10:28 AM I woke up with a sore throat. A bison munched on grass at the Yellowstone entrance. It was like a little welcome.
I wasn’t able to take a pic of the bison so here’s a water and some trees.
The first animal I photographed in the park:
Mountain roads made me woozy and incredibly horrifying to drive.
Elk!! Sooo cute.
Lots of waterfalls in Yellowstone.
Cool shaped rocks. Nature and time, man.
I’ve never seen a chipmunk until Yellowstone. THEYRE ADORABLE
This muskrat was at the edge of a cliff overseeing the waterfall. It barely had any room to turn around and look at me. How did it get up there in the first place??
Snow was still around in June.
Mom: Is it dead?
You can see how the bison’s shedding its winter coat.
These kids were gawking at this animal and then we drove by scaring it away. The little girl desperately yelled, “NOOO!”
Bison are everywhere. You can tell when someone’s just gotten into the park by how often they stop and take photos of them.
“The hot water that feeds Mammoth comes from Norris Geyser Basin after traveling underground via a fault line… that runs through limestone and roughly parallel to the Norris-to-Mammoth road. The limestone from rock formations along the fault is the source of the calcium carbonate. Shallow circulation along this corridor allows Norris’ superheated water to slightly cool before surfacing at Mammoth, generally at about 170 °F (80 °C). Algae living in the warm pools have tinted the travertine shades of brown, orange, red, and green.” -Wiki
Taking his time crossing the road. Adult male bison can be found solo or in groups of 2-3.

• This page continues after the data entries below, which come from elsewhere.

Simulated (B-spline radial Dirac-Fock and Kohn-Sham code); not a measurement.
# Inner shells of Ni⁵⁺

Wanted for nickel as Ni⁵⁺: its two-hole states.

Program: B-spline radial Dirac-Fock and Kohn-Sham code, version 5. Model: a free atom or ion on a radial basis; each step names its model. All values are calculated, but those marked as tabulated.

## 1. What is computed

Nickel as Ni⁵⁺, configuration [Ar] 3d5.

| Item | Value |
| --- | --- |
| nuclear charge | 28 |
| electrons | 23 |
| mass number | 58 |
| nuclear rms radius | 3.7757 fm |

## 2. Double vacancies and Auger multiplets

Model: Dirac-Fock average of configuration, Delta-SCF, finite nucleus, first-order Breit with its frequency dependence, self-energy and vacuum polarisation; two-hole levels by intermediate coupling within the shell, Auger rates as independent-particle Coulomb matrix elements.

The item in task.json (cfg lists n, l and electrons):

It’s HUGE! and frightened.
Black bear napping.
Anytime there’s a bear spotting, park rangers show up to enforce distance between the bear and the tourists.
10:07 PM Returned to Cody. I feel like I’m running up a fever. 😷
3:34 PM I forgot the camera back at the inn. Good thing there’s smartphones.
This deer’s just chilling…
… next to some thermals.
Dat blue tho.
A close up of the bottom.
The water’s so clear!!
Not only is my boyfriend’s pocket knife great protection against possible bear attacks, but doubles as a restroom lock.
The pocket knife was also really sharp. I did not know that.
Water leaf thingies. I should not be a tour guide.
Tired of these yet?
What was getting me through my sore throat.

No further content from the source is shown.